Before Mr Muluzi has told us any of this, we hear he is meeting the Mutharika brothers behind the curtains. These are the brothers who have taken Malawi from a country with an endless supply of fuel to unprecedented scarcity; with an assured supply of forex to almost no forex; from peace and calm, law and order to murders that are being paraded as suicides by the police.
One Noel Mbowela, said to be a political analyst, defended this that in a democracy, it is not wrong for politicians from opposite sides to have meetings either in public or in private. Nobody can dispute Mr Mbowela’s assertion, and nobody says Mr Muluzi has no right to do this. But for somebody who claims he will bring change to be sitting all comfy behind the curtains with forces of dictatorship – that leaves me really worried. Mr Atupele Muluzi cannot be a serious agent of change if these allegations are true.
Imagine Mitt Romney of the United States sitting down to share a cup of tea with Barack Obama in secret at the White House. Would the Republican voters forgive him? Would he win the primaries due early 2012? Clearly not. We can theorize all we want about what should happen in a democracy, but practical implications shape out differently from theory.
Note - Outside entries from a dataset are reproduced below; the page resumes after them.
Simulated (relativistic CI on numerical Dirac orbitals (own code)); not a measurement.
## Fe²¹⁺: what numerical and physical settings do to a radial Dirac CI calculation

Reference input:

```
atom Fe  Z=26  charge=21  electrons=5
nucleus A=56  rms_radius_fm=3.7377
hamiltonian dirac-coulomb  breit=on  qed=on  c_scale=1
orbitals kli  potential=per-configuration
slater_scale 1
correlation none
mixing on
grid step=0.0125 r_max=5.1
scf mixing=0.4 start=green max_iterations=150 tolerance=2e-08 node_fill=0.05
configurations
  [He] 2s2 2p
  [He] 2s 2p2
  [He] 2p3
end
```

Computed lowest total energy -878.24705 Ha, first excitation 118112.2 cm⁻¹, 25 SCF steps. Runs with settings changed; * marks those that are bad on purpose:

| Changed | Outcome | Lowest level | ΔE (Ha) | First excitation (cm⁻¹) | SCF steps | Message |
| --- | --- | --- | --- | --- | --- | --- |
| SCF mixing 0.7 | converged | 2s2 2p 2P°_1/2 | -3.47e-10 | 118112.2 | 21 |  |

What I would expect from somebody of Mr Atupele Muluzi’s ambitions is to be a genuine agent of change, not somebody desperate to get into the seat of power by making a Faustian Bargain, selling his soul to the devil. I would expect him to sell to the nation his ideas, not simply singing the song of change without the substance to back this up. If truth be told, what, really, makes Mr Muluzi qualify for president apart from being a son of his father? He may distance himself from his father’s shadow, but until I hear what ideas he has, I will not be persuaded otherwise.
As he puts together something of substance to tell this nation, I encourage him to hold fort and push forward to offer himself for leadership. However, he should desist from mixing with people whom many think have taken this country backwards. If that is the change he intends to bring in, he should forget making it to the State House.